As the Islamic State in Iraq and [Greater] Syria (ISIS) rolls through western and north central Iraq, seizing cities, towns and border crossings seemingly with little resistance, many military analysts - many of us with experience in Iraq - are asking the question, "Where is the Iraqi Army?" What happened to the force that we spent billions of dollars and countless man hours training and equipping.
As the Islamist fighters of ISIS approached Iraq's second largest city of Mosul (al-Mawsil), the Iraqi Army defenders appeared to collapse in the face of the jihadi fighters pouring into the country from their ISIS enclave in northern Syria. By most accounts, the soldiers deserted and headed south. What happened? Four of Iraq's 14 divisions simply evaporated?
I have to admit my surprise at the collapse of the Iraqi Army. In 1988 - the last year of the Iran-Iraq War - I served at the U.S. Embassy in Baghdad as a liaison officer to the Iraqi Army's military intelligence service. As part of my duties, I traveled to several battlefields and was able to observe the Iraqi Army in action.
After eight years of fighting, the Iraqi Army had developed into an effective force, at least in the context of the Middle East in the 1980s. They had an inflated sense of their own capabilities, which did not serve them well when confronted with the much better trained and equipped U.S. armed forces a few years later in Operation Desert Storm.
After the two crushing defeats at the hands of the Americans in 1991 and 2003, the Iraqi Army was essentially destroyed, not only as a fighting force, but as a social institution as well. Many Iraqi Army unit commanders had been recruited by American intelligence officers between 1991 and 2003 and had been convinced not to fight when the Americans invaded, with the promise that they and their soldiers would be part of the post-Saddam military. That effort served American forces well as they made the lightning thrust to Baghdad - U.S. senior commanders were aware of which units would not engage them.

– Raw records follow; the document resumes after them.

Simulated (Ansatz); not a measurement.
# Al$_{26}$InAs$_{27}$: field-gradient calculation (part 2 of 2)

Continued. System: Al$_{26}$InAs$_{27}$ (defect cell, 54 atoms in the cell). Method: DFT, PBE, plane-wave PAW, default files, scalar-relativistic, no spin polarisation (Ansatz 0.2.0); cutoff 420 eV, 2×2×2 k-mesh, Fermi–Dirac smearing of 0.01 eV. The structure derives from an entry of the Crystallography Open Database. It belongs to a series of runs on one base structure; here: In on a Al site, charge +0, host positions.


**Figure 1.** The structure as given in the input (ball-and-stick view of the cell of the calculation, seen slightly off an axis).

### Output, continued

Following the ill-advised disbanding of the Iraqi army in 2003 by Coalition Provisional Administrator Paul Bremer, a new Iraqi Army had to be built from scratch. (I will not go into the far-reaching ramifications of Bremer's disastrous decision to dismantle the military, security and intelligence services; I have decried that mistake in great detail since the day he did it.)
Given the abysmal performance of the new post-Saddam Iraqi Army over the past few weeks, it would appear that the huge investment in time and money on the part of the United States was wasted. An estimated $25 billion was spent training the Iraqis, not to mention the billions of arms ordered by the Iraqi government. Much of the equipment fell into disrepair after U.S. advisors and trainers left at the end of 2011. American-made military equipment deployed to western Iraq is now in the hands of ISIS - some of it has been moved to ISIS-controlled areas of Syria.
So what happened?
There are numerous reasons for the poor performance and abysmal state of the Iraqi Army. First, when the United States withdrew its troops in late 2011, the training of Iraqi troops had barely reached the battalion level. This is critical, since the basic combat formation of most armies, including Iraq's, is the brigade. When deployed to the field, the units were not thoroughly trained in working at that level. (Note: I have already made my thoughts known about the effects of the American withdrawal in 2011.)
Soon after the removal of American troops, whose presence had provided a useful set of eyes and ears on the ground throughout the country, especially in the military and security forces, the Shi'a-dominated government of Prime Minister Nuri al-Maliki began to systematically remove the competent military commanders - many of them Sunni Muslims - and replace them with his Shi'a cronies.
Military forces in many countries are more than just armed forces, they are social institutions. In poorer countries, they are also a source of money - weapons and the associated materials of war are expensive. There is a lot of potential for graft and corruption - I am told by many of my Iraqi contacts that this is exactly what happened. The Iraqi Army began a downward spiral from an army in the making to a third-world military rife with corruption.
The quality of the rank and file Iraqi soldier soon became irrelevant. In military service, the key ingredient is leadership. A mediocre army with good leadership can accomplish difficult missions; a good army with mediocre leadership can be defeated. I think we have just witnessed the latter.
I will watch with interest as the American officers make their assessment of just how broken the Iraqi armed forces are now. It may not be fixable in the time required to prevent ISIS from becoming established in the western part of Iraq.